August 22, 2020
Design inevitably involves working with other people, and working with other people means talking to them. Sometimes we can chat in person, but most opportunities for communication come in the form of the written word. Emails. Slack posts. JIRA comments. Google docs.
In fact, not only does text dominate interactions within our teams, it’s also the number one way our products communicate with users. Consider how blank and meaningless your favorite app or product becomes when stripped of its text:
Communication is the magical ingredient which allows us to pool our effort, work together, and create something none of us could individually. Writing is one of the most powerful and common types of communication. With it we can reach hundreds or thousands of people at once, cut across timezones, bolster our memory, and scaffold our ideas.

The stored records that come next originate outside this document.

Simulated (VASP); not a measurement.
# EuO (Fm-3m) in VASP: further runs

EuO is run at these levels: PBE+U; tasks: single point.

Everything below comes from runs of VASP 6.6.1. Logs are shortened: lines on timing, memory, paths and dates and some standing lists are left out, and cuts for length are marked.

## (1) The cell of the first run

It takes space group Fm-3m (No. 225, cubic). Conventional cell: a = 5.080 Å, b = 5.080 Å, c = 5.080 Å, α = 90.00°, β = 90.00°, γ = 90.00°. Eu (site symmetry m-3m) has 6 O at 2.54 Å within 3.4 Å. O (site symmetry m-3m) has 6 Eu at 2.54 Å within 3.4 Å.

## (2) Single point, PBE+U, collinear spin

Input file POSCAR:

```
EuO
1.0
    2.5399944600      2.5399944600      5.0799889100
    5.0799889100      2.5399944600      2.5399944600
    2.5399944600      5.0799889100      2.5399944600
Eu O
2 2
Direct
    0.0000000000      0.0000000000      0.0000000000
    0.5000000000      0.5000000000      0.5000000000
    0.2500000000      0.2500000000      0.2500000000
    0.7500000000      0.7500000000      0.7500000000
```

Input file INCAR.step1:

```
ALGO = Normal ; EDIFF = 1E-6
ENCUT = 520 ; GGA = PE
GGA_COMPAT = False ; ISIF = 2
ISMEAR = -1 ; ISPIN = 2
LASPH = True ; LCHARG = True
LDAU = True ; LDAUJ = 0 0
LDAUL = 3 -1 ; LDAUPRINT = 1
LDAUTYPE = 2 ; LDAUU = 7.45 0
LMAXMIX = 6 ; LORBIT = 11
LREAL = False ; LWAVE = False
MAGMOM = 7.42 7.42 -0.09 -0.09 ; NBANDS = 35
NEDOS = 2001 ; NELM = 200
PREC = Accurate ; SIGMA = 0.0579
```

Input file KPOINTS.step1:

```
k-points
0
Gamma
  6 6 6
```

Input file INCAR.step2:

Writing, and writing well, is an essential part of good design work. I think designers often underestimate the power of including this tool in their toolbox. Some may recoil from calling themselves a “writer”, others may prefer to leave the word-smithing to the experts. But a designer who can write well makes themselves both a more effective team member and a better designer.
Much of a designer’s day to day success depends on written communication. If I can’t clearly explain my idea in an email or JIRA story then my idea becomes far less valuable, potentially even harmful if it ends up causing confusion instead.
You can always call a meeting to hash through a particularly thorny topic, but I’ve found that even after extended discussion both parties often walk away with very different versions of the original idea.
Writing forces you — and helps you — to crystallize your own thoughts and provides a more tangible artifact you can review, question, and refer back to when communicating with others.
Written communication also forms the backbone of the products we ultimately spend our time designing. I think this can sometimes get lost in the shuffle of user testing, wire framing, refining visual design, tweaking animations, etc. At the end of the day, it’s words on the screen that guide users through the product and allow them to control features or create content.
Yes, we work with UX Writers and Content Strategists, and we try to practice content-first design. These roles and practices are awesome, but they don’t replace the communication-oriented mindset of a designer who takes writing seriously. Experts and specialists can help refine your work, but incorporating writing earlier into your design process can give you a much stronger foundation to stand on later.
At the end of the day, good design means taking writing seriously. You don’t have to be an amazing writer (I know I’m not). Just recognize the importance, put some effort in, and try to get better, bit by bit.